The National Green Tribunal has rejected the Assam government’s proposal to engage manpower in place of installation of sensor-operated automated traffic barriers to control the death of animals in road accidents near the Kaziranga National Park. The green panel rapped the state government over its proposal and said except revealing the budgetary constraints there was no reason to go for the alternative proposal. The state government had proposed to engage additional manpower to monitor the animal corridor stretch of the NH-37 which passes from Jakhalabandha to Bokakhat along the reserve. It had said that additional home guards or casual labourers, if engaged, would be an efficient means to control the speed of vehicles on the national highway.
The additional manpower in the highway can also be used for anti-poaching duty in the national park, Assam had said in its affidavit. “There is no material before us to suggest greater efficacy of the alternative in comparison with Automated Animal Sensor Barriers. “On the other hand all along, we find from the record, the recommendations for installing automated animal sensor barriers were being pursued. We, therefore, do not find any merit in the alternative proposal suggested by the State of Assam,” a bench headed by acting Chairperson Justice UD Salvi said.
The green panel said that despite assurance given to the tribunal on August 9 last year by the Additional Chief Secretary of Environment and Forest Department of the Assam government, nothing concrete has been done. It said that the state official had made a statement that the recommendations made by the Wildlife Institute of India for installing the automated animal sensor barriers will be followed and improvements would be made but nothing has been done. The NGT said that it would like to understand the budgetary constraints as told by the state government and how can it be overcome to install and commission sensor barriers within a fixed time frame. “We, therefore, direct Additional Secretary, Environment and Forest and Secretary in-charge, Finance and Planning (Additional Chief Secretary Finance and Planning) to remain present before the Tribunal on March 7, the next date of hearing,” the bench said.

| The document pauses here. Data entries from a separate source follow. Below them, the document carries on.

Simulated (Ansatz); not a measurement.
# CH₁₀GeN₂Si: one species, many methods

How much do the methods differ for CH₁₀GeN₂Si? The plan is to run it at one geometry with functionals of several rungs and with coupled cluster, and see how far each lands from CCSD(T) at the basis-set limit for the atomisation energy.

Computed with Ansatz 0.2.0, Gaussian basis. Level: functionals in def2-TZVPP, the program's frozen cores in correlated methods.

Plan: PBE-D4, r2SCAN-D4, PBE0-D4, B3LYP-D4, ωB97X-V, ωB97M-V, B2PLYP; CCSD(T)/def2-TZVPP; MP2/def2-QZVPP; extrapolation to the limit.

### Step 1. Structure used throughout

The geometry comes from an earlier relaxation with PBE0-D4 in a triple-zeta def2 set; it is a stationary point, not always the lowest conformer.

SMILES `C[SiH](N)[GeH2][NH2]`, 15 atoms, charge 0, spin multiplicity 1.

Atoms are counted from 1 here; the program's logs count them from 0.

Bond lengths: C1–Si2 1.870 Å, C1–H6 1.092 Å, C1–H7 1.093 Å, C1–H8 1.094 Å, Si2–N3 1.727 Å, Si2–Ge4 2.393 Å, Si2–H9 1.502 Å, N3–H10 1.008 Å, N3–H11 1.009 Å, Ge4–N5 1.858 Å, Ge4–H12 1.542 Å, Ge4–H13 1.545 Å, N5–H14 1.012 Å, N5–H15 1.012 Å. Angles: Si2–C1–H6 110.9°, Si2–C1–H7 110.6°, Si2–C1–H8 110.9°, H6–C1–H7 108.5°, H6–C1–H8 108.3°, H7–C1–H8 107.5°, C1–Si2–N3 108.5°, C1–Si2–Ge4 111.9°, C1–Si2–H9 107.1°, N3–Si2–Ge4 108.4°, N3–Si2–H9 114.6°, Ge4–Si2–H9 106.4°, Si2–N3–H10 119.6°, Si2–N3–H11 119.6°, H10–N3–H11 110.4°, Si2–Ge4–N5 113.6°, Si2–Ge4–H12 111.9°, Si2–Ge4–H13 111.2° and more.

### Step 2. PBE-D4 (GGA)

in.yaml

The Assam government had last year told the tribunal that it had already spent an amount of Rs 1.45 crore on installation of animal sensor barriers at Malini in the Kaziranga National Park stretch to check speeding vehicles on the NH-37. Another amount of Rs 39 lakh will be required for purchase of two additional thermal cameras for installation in the same place, it had said.
Since the required fund was currently not available in the budget, the state government has decided to submit a supplementary demand in the next session of the Assembly, it had said. The tribunal was hearing a plea filed by wildlife activist Rohit Choudhury opposing the widening of NH-37 which passes from Jakhalabandha to Bokakhat along the reserve. The tribunal had earlier said that any vehicle found crossing the 40-km speed limit on the NH-37 will have to pay an environment compensation of Rs 5,000, besides a fine under the Motor Vehicles Act.